Malformed "reparameterization trick" in squashed gaussian

How severe does this issue affect your experience of using Ray?

  • None: Just asking a question out of curiosity

So I’ve been doing a lot of debugging with SAC recently and one thorn that sticks in my side is how RLlib employs the “reparameterization trick” for squashed gaussian.
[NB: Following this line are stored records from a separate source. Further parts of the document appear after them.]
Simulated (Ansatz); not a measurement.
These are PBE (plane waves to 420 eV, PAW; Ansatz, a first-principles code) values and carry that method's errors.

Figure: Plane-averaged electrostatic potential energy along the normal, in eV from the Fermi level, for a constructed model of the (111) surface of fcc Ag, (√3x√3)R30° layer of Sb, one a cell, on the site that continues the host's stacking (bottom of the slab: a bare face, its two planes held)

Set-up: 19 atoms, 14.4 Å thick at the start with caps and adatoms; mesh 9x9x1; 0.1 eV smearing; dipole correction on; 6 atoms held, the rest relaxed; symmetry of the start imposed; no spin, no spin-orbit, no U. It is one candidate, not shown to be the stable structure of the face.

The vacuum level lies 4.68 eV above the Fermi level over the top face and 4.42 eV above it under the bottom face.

Everywhere I see the trick mentioned it is defined as:

$a = \tanh ({\mu_\theta + \sigma_\theta\odot\xi})$ where $\xi\thicksim N(0,I)$, then mapping to $[low,high]$

However, it seems like RLlib just does:

$a = \tanh ({a_n})$ where $a_n\thicksim N(\mu_\theta,\sigma_\theta\odot I)$ then mapping to $[low,high]$

Can anyone elucidate how these two are functionally the same? What’s interesting is that even though they are ostensibly not using the “reparameterization trick” it seems like SAC still works with automatic differentiation

Hi @grrsausage can you file a github issue for this, please?

It would be great if you could provide a script that demonstrates that the SAC loss we provide is “wrong”. Call it and the “correct” implementation with the same inputs and show that they differ.

This might need some discussion.

So sorry for the delay, @arturn ! I will open an issue now